With both mind and other processes clear, I board the bus and focus on things more important.  The short ride to the Macedonia-Kosovo border is mountainous and winding, but once across, Kosovo opens into a vast basin, the Sharr and Goljak Mountains on either side cupping a brown expanse blending the Dukagjin and Kosovo Plains, the road running through it like a daisy stem, a few houses interspersed here and there among the detritus of post-war life, wood and metal and cinderblocks and trash; oh my the trash.   Plastic and garbage line the highway from the border to the Pristina outskirts, strung-together colorful like polyethylene prayer flags, modern-day bread crumbs marking the trail to progress.  There will be progress at the end of this line, no doubt, environmental regression traded for economic progression.  People who produce so much trash are people who can afford something else.  Poor people use everything, then reuse it, but the people who leave their trash here, on the side of the road, have the luxury of selection, and either have nowhere else to put their waste or simply do not know what tomorrow will bring.

We rumble ever closer to Pristina, the rubble and scrap now forming piles, now moving back away from the road, now behind buildings, now gone completely.  In its place, progress.  Development, advancement, chrysalis, a flowering; and that’s what Pristina is, a flowering at the end of a daisy-stemmed road, the city practically blows up before me.  Shiny new boxy mirrored buildings, stuccoed and glassed, I’m at the industrialized outskirts, and then car dealerships every third building, Mercedes Benz, Volkswagen, Porsche, Hyundai, Citroen, Skoda, all here, buildings so new they must have been waiting at the international border on the backs of idling tractor-trailers, half on this truck, half on that one, Caution Large Load truck in front and back, impatiently waiting for the Kosovo Grand Opening.

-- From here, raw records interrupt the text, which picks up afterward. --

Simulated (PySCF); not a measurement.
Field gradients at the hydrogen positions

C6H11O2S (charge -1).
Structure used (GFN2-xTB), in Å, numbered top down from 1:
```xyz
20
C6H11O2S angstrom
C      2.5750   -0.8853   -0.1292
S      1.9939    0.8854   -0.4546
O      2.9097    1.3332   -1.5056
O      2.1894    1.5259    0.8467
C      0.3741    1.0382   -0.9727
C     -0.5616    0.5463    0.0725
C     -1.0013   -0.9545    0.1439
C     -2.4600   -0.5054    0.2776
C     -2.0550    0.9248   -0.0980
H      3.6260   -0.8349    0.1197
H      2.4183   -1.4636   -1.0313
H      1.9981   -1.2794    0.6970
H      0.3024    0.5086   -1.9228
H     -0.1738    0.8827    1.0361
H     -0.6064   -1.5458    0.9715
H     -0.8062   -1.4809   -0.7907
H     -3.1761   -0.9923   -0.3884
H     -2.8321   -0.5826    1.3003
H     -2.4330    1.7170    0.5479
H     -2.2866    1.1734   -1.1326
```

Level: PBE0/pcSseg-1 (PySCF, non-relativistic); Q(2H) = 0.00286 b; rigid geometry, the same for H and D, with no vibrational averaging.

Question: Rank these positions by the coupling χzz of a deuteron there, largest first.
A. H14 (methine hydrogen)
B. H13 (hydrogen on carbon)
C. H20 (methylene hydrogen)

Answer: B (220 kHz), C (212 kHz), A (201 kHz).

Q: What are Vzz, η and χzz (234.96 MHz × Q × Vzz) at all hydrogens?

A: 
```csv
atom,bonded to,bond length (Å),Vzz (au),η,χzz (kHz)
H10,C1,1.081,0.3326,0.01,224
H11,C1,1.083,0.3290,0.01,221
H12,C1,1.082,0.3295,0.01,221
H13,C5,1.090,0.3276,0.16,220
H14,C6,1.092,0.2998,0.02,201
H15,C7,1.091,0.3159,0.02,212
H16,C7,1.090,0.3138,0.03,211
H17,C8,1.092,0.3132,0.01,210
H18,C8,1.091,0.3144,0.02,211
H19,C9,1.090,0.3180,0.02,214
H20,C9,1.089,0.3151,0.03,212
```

Pristina is a frenetic mess, but things are clearly happening.  The city itself has been here since the fall of the Roman Empire, but Kosovo has been an independent nation only since 2008, and even that is dependent upon who you ask – the Serbian Prime Minister, Kosovo being a former state in his nation, has said that as long as Serb people exist, Kosovo will be Serbia.  Kosovo shares a border with Serbia, and was a Serbian state until 1999 when NATO airplanes, many of them American or American funded, bombed Serbia until Slobodan Milosevic, the Yugoslavian President at the time, agreed to withdraw Serbian troops from Kosovo.  It is an intensely sensitive and complex set of facts to an American ear, though I find Kosovars, many of them self-described Albanians, see it in fairly simple terms.  I am told, among other things, not to enter Serbia from Kosovo unless I came from there first, I am told to avoid northern Kosovo, where Serbian enclaves are still in abundance, I am told, more as a challenge than as a question, you are here on holiday, when I say “I am here on holiday” (illustrative is the number of pages – four – Lonely Planet dedicates to Kosovo.  By comparison, Latvia gets fourteen).  I visit the Gracanica Monastery, a few miles south of Pristina and six hundred eighty-nine years old, and find it guarded by a KFOR Swedish machine gunner.  I ask him if there is ever trouble.  “There is occasionally trouble,” he answers.

But that is for yesterday, and Pristina is for today.  Apart from the Grand Hotel, prominent both for its size and location near a busy intersection and for the industrial grime shower-stall stains all over its facade, every building seems new.  Pristine Pristina.  I find a side alley hotel, boring and fungible outside but spotless and tasteful on the inside, the black-and-white suited owner selling me on the in-room jacuzzi and wireless internet, though he is marginally contemptuous when he learns I don’t have a laptop.  My room is equally pastelled parts Stevie Wonder and Queen Elizabeth, and after dropping my bags and having a cappuccino, I head into the city.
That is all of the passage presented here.